African J. of Economic and Sustainable Development (4 papers in press)
Choice of Environmental Policy Instruments and Welfare in Middle-income countries: the case of Cote dIvoire
by Boka Assa, Zie Ballo, Mbaye Diene
Abstract: The purpose of this paper is to determine among pollution taxes, rules and a combination of taxes-rules instruments, one that allows increasing welfare in middle-income countries (MICs) that face economic and environmental shocks. To do this, we used a micro-founded dynamic stochastic general equilibrium (DSGE) model whose parameters are estimated on the Ivoirian economy by the Bayesian method. The results of welfare comparison under three regimes show on the one hand that when public abatement spending is effective, welfare under pollution taxes are higher than pure rules if shocks are strong. But when rules are combined with output taxes for public clearance spending (mixed instrument), welfare under mixed instrument become better than pollution taxes regardless of the type of shock. On the other hand, when the government intervention is inefficient, welfare under pollution taxes are almost equivalent to pure rules but remain lower than the mixed instrument. Our findings suggest that rules combined with output taxes for public clearance spending are appropriate to deal with the economic and environmental shocks in MICs.
Keywords: Middle-income countries; environmental policy instruments; general equilibrium; shock.
Positive and Negative Impacts of Natural Gas Consumption on Economic Growth in Nigeria: A Nonlinear ARDL Approach
by Mukhtar Danladi Galadima, Abubakar Wambai Aminu
Abstract: The paper has examined positive and negative effects of natural gas on economic growth in Nigeria using Nonlinear Autoregressive Distributed Lag (NARDL) model. The findings revealed that the negative and positive impacts of natural gas consumption on economic growth are asymmetric in the long run whereas in the short run such evidence has not been found. However, in the long run, the positive impact is 0.15% per 1% increase while the negative impact is insignificant. The implication of the results is that an increase in natural gas consumption can stimulate growth in the long run and, energy efficiency / energy saving policies is not a limiting factor to growth, thus, it does not engender a fall in the rate of economic growth. Therefore, the paper recommends that authorities of the Nigerias economy boost the domestic demand for natural gas, and chart out energy efficiency strategies such as using a light-emitting diode (LED) light bulb or a compact florescent light (CFL) bulb that requires less energy than an incandescent light bulb, and water booster heaters. This way, sustainable economic growth, curbing the issue of global warming and, minimizing costs of energy consumption can be achieved.

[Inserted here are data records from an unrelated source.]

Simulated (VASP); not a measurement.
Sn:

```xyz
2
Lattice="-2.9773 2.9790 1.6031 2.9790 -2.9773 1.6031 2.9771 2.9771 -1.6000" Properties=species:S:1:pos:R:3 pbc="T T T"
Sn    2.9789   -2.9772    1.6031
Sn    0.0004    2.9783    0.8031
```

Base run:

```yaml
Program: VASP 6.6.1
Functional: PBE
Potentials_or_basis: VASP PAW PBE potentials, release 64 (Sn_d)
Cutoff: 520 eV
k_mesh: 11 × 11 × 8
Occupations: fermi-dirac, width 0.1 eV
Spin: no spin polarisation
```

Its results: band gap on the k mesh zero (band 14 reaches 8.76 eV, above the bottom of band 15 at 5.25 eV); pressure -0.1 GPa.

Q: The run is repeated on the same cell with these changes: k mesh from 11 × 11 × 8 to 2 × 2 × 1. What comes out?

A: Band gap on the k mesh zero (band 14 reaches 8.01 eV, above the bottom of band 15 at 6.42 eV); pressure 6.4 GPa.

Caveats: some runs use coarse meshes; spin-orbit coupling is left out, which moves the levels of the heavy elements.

Keywords: Non-linear ARDL; Natural Gas Consumption; Economic Growth.
Effect of Credit Supply Constraint on Labor Productivity in sub-Saharan Africa
by Kwame Acheampong
Abstract: This paper investigates the effect of credit supply constraint of risk on labor productivity in 33 sub-Saharan Africa (SSA) countries spanning 1990-2013. It estimates the long run effect of credit supply constraints on labor productivity using the Pooled Mean Group (PMG) estimator. The results revealed that a reduction in both actual and expected risk premiums increased labor productivity in SSA. This findings suggest that in order to relax the credit supply constraints with the intent to improving labor productivity, domestic interest rate should account for changes in foreign interest rate to enhance the needed capital inflows.
Keywords: productivity; credit; risk; interest-rate.
JEL: F65. F66. G11.
MONEY SUPPLY, INFLATION AND ECONOMIC GROWTH IN LIBYA
by Ahmed Krouso, Dilek Temiz Dinc, Aytac Gokmen, Mehmet Yazici
Abstract: The aim of this study is to examine the relationship between money supply, inflation and economic growth in Libya. Vector Auto-regression Model, Johansen co-integration test and Granger causality were used in the analysis for the sample period of 1960-2016. The results indicate that all the variables are co-integrated in long-term. Furthermore, the increase in economic growth by 1% decreases inflation by 1.55%. While the growth in money supply by 1 percent will increase the price level by 1.15 %. According to the results of the causality test, there is no causality direction in short-run among the variables except unidirectional causality among economic growth and money supply running from RGDP to RM2 at the to 5% significance level. In addition, the response of inflation on the economic growth is negative all throughout the ten periods. Also, the same applies to money supply and economic growth. Besides, economic growth has an early and positive impact on money supply.
Keywords: Money supply; Inflation; Economic Growth; Co-integration; Libya.